Party pills regulations come at right time

The proposed changes to the Misuse of Drugs Act to include a new schedule to control - but not ban - party pills couldn't have come at a better time, New Zealand Drug Foundation executive director Ross Bell said today.

The Health Select Committee today tabled its report into the proposed changes with the Misuse of Drugs Amendment Bill, which includes the creation of a forth schedule to classify low-risk substances.

Mr Bell said that reports of a Christchurch teenager 'overdosing' on party pills on Saturday night showed a clear need for consumer protection and industry regulation and he welcomed the opportunity provided by the Bill to achieve this.

"The amendments provide the framework for party pills to be regulated but not banned outright, a flexible mechanism for harm-minimisation that hasn't existed before," said Mr Bell.

"Had the regulations been in effect earlier, we might not have seen shops selling bulk amounts of party pills at cut-price rates, while the consumer would've been well aware of the risks of taking such an amount all at once.

"The people that make and sell party pills know that taking ten party pills at once is going to make you very ill, but there are currently no requirements for them to provide consumer health warnings," said Mr Bell.

"While we can't regulate against personal stupidity, we can regulate against unsafe marketing practice and ensure the consumer is given sufficient information about the risks and effects of party pills.

"Bulk selling of cut-price drugs, legal or not, is an unsafe and un-ethical practice that is likely to increase the risk of harm in taking these substances.
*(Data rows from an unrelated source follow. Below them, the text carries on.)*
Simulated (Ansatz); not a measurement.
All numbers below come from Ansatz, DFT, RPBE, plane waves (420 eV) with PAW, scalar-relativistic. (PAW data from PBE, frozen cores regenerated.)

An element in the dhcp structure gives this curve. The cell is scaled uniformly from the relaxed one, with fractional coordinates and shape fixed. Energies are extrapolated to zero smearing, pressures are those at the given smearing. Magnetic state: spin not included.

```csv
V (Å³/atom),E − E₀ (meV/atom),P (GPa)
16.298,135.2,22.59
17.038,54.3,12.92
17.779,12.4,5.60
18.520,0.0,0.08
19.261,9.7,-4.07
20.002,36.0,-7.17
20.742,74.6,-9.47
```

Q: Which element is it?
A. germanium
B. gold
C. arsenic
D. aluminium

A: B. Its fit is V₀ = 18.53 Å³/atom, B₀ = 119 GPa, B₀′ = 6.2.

"The Expert Advisory Committee on Drugs has advised that there isn't evidence to support banning BZP-based party pills. While we await further research into their safety, the creation of the new schedule seems a sensible solution," he said.

The bill introduces restrictions on the purchasing age of low-risk substances (with the select committee recommending 18 years), and advertising and marketing of the substances. It also requires consumer health warnings. The select committee also recommends restrictions on the places where the substances can be sold, for example not allowing the products to be sold at liquor outlets.